Beefeater opined:
EVERY company can trim some fat here and there.
While this statement is blatantly false, let's entertain it as if it was true. OK, so you are the President of Amalgamated Pipe Tobacco. Your material costs, labor, taxes, utilities and distribution costs have pushed your product costs up 12% in the last quarter. You must respond or risk the future of the company. You survey your tiny kingdom and come up with some difficult measures that will cut costs enough to compensate for the increases. But after this, there are no more cuts that can be made without impacting the company's ability to stay competitive. You can cut R&D, which at this point is one employee doing some blending on his lunch hour, but then you will have no new blends in the pipeline. You could lay off someone in production, but you are already in a backorder situation due to a bottleneck in that department. You could cut advertising, but that's eating your seed corn.
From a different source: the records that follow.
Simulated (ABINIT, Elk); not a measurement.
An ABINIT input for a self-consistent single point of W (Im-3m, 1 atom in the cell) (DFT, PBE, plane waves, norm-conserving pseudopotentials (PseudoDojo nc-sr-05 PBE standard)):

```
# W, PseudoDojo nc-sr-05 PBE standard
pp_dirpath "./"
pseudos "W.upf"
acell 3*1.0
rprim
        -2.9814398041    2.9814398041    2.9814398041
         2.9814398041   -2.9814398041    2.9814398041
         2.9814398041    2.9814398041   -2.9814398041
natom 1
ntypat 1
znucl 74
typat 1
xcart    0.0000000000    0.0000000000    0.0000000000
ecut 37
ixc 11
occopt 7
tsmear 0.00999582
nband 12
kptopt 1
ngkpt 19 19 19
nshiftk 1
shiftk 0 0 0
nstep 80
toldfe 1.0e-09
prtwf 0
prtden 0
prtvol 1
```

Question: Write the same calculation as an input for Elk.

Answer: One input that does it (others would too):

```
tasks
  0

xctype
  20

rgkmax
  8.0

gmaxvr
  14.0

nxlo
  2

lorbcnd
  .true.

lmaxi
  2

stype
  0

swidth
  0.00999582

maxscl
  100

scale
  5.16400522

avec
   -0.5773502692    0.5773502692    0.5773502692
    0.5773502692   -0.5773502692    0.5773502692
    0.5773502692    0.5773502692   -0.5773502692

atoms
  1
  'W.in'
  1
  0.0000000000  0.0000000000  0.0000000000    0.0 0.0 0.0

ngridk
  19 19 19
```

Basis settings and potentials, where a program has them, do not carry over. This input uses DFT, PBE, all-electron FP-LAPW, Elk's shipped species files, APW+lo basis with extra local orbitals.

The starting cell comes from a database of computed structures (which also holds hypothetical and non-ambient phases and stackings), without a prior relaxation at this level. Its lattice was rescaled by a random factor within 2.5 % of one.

And you just found out that the government is going to require that you submit each of your blends for testing, if you wish to continue selling them. The projected cost is $30,000 be blend. Where will you make the cuts to pay for this? Answer: There is nowhere to cut. You are rapidly approaching the point at which your business is no longer profitable.
This scenario is a real one. At some point, the doors close and don't reopen.
Shall we make a list of defunct pipe tobacco companies? It's a long one. Believe me, they didn't close because the owners wanted more facetime with the house in Cancun.